First, one can change the definition of judicial constraint to include fidelity to past judicial constructions that are consistent with original meaning. Hence, judges have a duty to obey both original meaning and past judicial constructions of original meaning. These constructions fill out and make more precise the obligations of the constitutional text. But under a thin theory of original meaning, this solution would mean (in most cases) that judges have a duty to apply previous precedents. Most of the constraint would be constraint by precedent, albeit precedents that are themselves consistent with original communicative content.
Second, one might argue that some constructions, even if not part of original meaning, are the only plausible implementation of original meaning. Then judicial constraint would mean that judges are bound both by original meaning and any constructions that all reasonable interpreters would accept. Thus, one might argue that the presumption of liberty is the only plausible rendering of the Fourteenth Amendment's original meaning, and that the presumption of constitutionality is an unreasonable construction.

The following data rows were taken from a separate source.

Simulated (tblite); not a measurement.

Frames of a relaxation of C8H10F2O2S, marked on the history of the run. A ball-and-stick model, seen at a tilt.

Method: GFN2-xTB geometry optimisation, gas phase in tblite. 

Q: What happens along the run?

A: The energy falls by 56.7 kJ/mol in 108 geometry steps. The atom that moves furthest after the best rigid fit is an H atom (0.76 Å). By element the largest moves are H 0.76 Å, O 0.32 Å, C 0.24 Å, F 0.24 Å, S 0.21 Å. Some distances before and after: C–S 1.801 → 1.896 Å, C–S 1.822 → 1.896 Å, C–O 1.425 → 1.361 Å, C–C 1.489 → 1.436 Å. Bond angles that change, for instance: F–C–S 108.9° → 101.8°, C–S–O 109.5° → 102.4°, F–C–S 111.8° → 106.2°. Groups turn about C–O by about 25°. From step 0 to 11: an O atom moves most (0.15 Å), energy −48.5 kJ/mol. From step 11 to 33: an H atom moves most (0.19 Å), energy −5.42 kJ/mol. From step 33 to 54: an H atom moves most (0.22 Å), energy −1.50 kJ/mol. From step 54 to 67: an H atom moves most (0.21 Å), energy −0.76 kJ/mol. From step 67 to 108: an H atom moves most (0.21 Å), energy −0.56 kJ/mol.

It is worth emphasizing that Barnett does not say this. Rather, he argues that the presumption of liberty is a construction. To be sure, he believes that it is a better construction than a presumption of constitutionality. That is because of the political theory he believes underlies the Constitution. But, as he acknowledges, this theory is contested, and his new book points out that there is at least one other long-standing tradition, which he calls the Democratic Constitution, that does not accept the presumption of liberty. Because the presumption of constitutionality is also a plausible construction of original meaning, it is also consistent with judicial constraint. If so, the concept of judicial constraint will not do much critical work in deciding between these two presumptions.
A related version of the second solution is to argue that judges should be constrained by what they believe to be the best construction of original meaning, even if other people might reasonably disagree. Thus, a judge who agreed with Barnett's constitutional theory could strike down economic regulations using the presumption of liberty because the judge believes that this construction is the best one; the judge could then justify this decision on the basis of judicial constraint. The judge is constrained to adopt what he or she believes is the best construction of original meaning.
I myself have no problem with this solution. I think it best describes how the process actually works. (It is also more or less consistent with a Dworkinian model of interpretation, in which different interpreters will often reach different answers about what makes the law the best it can be.)
But again, this approach is unlikely to give conservatives and libertarians what they are looking for. That is because a judge who disagrees with the presumption of liberty could also use the philosophy of judicial constraint to uphold the economic regulations. That judge would argue that the presumption of constitutionality is the best construction of the Constitution's original meaning; therefore the judge has a duty to follow it, and not Barnett's presumption of liberty.
If both sides can claim that judges are being constrained by original meaning, the concept of judicial constraint will not do very much work in justifying conservative and libertarian arguments.
This brings me to the third, and in my view, most likely solution. In order for the concept of judicial constraint to do significant work in justifying robust judicial review for conservatives and libertarians, one has to believe that original meaning will resolve a fairly large set of contested cases, and that there is comparatively little need for constitutional construction in these cases. In order to give the concept of judicial constraint critical bite, one has to have a relatively thick account of original meaning in order to ensure, in any particular constitutional controversy, that the arguments on the other side are ruled out because they are inconsistent with original meaning.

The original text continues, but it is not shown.